Ipswich Town 1 Cheltenham Town 1

In the final scenes of Lindsay Anderson’s 1968 film ‘If’, the central character Mick Travis, played by Malcolm McDowell, and his nameless girlfriend launch a machine gun attack on the parents, teachers and governors at a school speech day.  The scene was filmed at Cheltenham College and it’s one of my favourite scenes in one of my favourite films; Wikipedia tells us that ‘If’ won the Palme d’Or at Cannes in 1969 and in 1999 the British Film Institute ranked it as the 12th greatest British film of all time.  As if that association with such a great film is not enough kudos for Cheltenham, it also has a football team that has never lost to Ipswich Town. Today Ipswich Town and Cheltenham Town meet at Portman Road for only the second time in recorded history.  I don’t know it yet, but later today I’m going to feel like Mick Travis.
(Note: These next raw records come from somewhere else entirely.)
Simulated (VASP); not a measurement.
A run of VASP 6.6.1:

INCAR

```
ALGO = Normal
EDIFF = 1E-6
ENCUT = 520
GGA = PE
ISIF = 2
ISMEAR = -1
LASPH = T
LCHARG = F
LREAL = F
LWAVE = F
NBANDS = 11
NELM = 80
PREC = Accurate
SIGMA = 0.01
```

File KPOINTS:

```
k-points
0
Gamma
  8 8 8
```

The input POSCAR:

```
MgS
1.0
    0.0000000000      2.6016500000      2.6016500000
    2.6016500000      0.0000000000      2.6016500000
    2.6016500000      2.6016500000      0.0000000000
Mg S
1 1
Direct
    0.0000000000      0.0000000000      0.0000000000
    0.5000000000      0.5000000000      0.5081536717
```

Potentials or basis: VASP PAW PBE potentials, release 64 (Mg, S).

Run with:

In north Essex it has been a stupendously dull morning, both still and depressingly grey, like November days should be. It’s only when I approach Ipswich that a diffuse yellow light begins to filter through the grimness and then bright sunshine bursts from a clear blue sky like a metaphor for the end of the working week and the arrival of Saturday, heralding a match at Portman Road.  Before the game I visit my mother and we reminisce about all manner of things from years ago and she tells me how her grandfather, Sam Scarff, an agricultural labourer from Needham Market, enrolled with a friend for evening classes, joined the police and rose to the rank of inspector in the Met’ before retiring to become a game-keeper in Shotley; his friend became a police commissioner, and I thought social mobility was a 1960’s thing.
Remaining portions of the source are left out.